Customs of Saint Valentine's Day


The 14th February is better known as 'St Valentine's Day' and it is without question the most popular day of the year for romance.

The custom of sending anonymous greeting cards to ones sweetheart or 'Valentine' is as popular as ever, yet the St Valentine's Day we know today actually evolved from the ancient Roman festival of 'Lupercalia', part of which was the choosing of sexual partners for the coming year by the drawing of lots. The names of all the eligible girls were placed in a vessel dedicated to the god 'Lupercus', and the boys each in turn pulled out a name to see whom fate had chosen for them.

'The Valentine Lottery' as it later became known experienced over the centuries ebbs and flows of popularity and unexpectedly became fashionable once again in the early Victorian era as a party game.
If a girl was courting but unlucky enough not to receive a Valentine greeting from her sweetheart today she would be deemed as 'Dusty' and therefore had to undergo the indignity of being swept down by either her Mother or companions with a broomstick or wisp of straw. The idea was to create as much embarrassment to the 'dusty victim' as possible as she then had to cast lots with the other girls in the usual manner.

The primary goal of St Valentine's Day is to find an ideal partner suitable for marriage. This year, 2008 is 'Leap Year' so what better time to remind everyone about the age-old rules of 'Leap Day proposing'. Planning a marriage proposal is an anxious, yet exciting time for anyone thinking about popping the big question, and most will agree that the rules of courtship, namely the very act of proposing should be done in the proper way.

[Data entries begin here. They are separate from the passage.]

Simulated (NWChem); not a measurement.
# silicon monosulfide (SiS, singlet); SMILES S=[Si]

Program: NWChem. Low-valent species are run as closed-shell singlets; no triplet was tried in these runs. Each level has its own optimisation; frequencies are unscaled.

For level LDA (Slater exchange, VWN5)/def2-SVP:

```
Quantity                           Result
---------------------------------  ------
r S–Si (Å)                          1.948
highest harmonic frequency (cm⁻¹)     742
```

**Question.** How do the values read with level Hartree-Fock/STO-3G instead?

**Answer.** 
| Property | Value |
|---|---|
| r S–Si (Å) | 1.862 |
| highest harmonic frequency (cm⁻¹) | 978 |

Traditionally, 'Leap Day' 29th February is the only one true day when a lady can propose marriage; but according to custom only if she is wearing a red petticoat. Everyone knows that when a gentleman proposes marriage it is customary for him to go down on one knee, however, in a lady's case the customary and proper procedure is for her to lift up her dress and show her red petticoats. Red being the colour of lifeblood and has strong symbolism to love, warmth, passion and fertility. In Roman times brides wore a red veil called a 'flammeum' as a symbolic statement of their sincere love and that they were fertile (menstruating) and therefore ripe for the marriage bed. No doubt the custom of showing ones red petticoat to propose on Leap Day is a remnant from such ancient marriage customs.

Few young ladies wear petticoats these days and it's therefore hardly surprising that this aspect of Leap Day proposing has been lost. However, one suspects that a flash of red knickers would do just as well today, and what man could refuse that! It is worth pointing out that if on Leap Day a gentleman declines the offer of marriage, he has to pay the forfeit to buy the lady a pair of gloves for Easter.

1 comment:

Polly Peirce said...

What a lovely explanation of a more or less forgotten tradition.
I had heard so many different explanations, but this one is by far the most preferable.

I think I shall have to nip off into town tomorrow and purchase some red flannel and make myself a nice new petticoad in readiness for the 29th!